Callings go through seasons.
Sometimes you’re in an exciting season in your calling. You know what you want to do, you’re pursuing your dreams and you’re achieving success.
Sometimes you’re in a disappointing season.
You took a risk, things didn’t work out and you feel like you’ve failed.
And then sometimes, or a lot of the time, you’re in a *blah* season—a time when you’re not unhappy with your job or current circumstances, but you’re not thrilled either. You’re pretty sure there’s something else out there for you, but you don’t know what it is, and you don’t know when it will be clear.
During these times, it is tempting to get restless and go look for something exciting to do. But let me challenge you here for a minute to not do that just yet.
Instead, stay where you are and wait.
I know, this is a lesson we don’t hear often these days, and it could be that it is time for you to move on. But it could be that more is happening in your heart, mind, passions and skills in this “blah” season than you realize, and in order to fully reap the benefits, it’s important for you to just sit still.
A mentor of mine calls this waiting season a time to “let the land lie fallow”—an agricultural term that basically means a year or season when you plant and grow nothing.
You let the land rest.
In the Mosaic law, the Israelites were told to plant and harvest for six years, “But in the seventh year, the land is to have a year of Sabbath rest, a Sabbath to the Lord.

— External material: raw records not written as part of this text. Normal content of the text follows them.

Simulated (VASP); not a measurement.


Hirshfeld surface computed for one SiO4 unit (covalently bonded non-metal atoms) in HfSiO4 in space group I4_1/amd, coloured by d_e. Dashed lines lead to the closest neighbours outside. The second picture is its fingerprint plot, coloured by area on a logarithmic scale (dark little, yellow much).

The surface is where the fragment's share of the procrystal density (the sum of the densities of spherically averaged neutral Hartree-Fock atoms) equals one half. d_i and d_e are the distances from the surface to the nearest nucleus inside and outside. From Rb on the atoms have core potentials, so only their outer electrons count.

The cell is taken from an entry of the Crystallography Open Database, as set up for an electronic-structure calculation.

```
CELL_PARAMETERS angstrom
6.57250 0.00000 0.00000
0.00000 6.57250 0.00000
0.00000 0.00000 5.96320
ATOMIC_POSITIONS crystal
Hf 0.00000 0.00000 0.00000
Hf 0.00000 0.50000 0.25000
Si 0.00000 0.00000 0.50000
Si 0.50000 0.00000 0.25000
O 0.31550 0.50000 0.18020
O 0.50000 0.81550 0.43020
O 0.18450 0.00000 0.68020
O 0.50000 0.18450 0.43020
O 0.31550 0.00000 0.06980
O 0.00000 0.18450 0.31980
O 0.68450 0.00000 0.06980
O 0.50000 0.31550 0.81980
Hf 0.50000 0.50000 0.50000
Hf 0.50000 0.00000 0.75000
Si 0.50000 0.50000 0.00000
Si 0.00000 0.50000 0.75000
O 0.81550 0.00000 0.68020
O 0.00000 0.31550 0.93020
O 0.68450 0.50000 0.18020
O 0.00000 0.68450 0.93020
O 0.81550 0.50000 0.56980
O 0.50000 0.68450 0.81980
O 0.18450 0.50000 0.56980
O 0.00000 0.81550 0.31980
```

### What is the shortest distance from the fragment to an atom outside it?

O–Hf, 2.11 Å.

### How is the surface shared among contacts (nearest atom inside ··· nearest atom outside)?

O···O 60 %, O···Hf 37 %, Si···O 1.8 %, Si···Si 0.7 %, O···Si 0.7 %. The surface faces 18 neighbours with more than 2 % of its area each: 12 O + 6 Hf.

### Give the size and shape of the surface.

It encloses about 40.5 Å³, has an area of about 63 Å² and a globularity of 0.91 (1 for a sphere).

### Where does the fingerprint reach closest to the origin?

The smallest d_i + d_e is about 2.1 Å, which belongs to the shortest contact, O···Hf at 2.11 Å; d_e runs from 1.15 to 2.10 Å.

Do not sow your fields or prune your vineyards” (Leviticus 25:4).
Can you imagine?
An entire year of Sabbath. It looks and feels boring, but in the soil a lot is happening that will benefit the farmer and the crops for next year. When the land lies fallow, the soil can regenerate. Its nutrients are restored and replenished, and the next year, after some rest, it is ready to produce.
There were many spiritual reasons God commanded this of his people. Here are a few mentioned in Matthew Henry’s commentary:
- To remind them of their dependence on God and to use the fruit of their land to his glory.
- With a year off from business, they had more time to get to know God’s law.
- “They were reminded of the easy life man lived in paradise, when he ate of every good thing…. Labor and toil came in with sin.”
- “This year of rest typified the spiritual rest which all believers enter into through Christ…. Through him we are eased of the burden of worldly care and labor…and we are enabled and encouraged to live by faith.”
I love that last reason.
Our dreams and successes aren’t what define us.
We forget where our true worth lies, in Christ and Christ alone. We forget to rest in that truth and sometimes when there is no clear direction for what’s next and we’re growing anxious, we just need to rest.
Then, next year, we may be ready for harvest.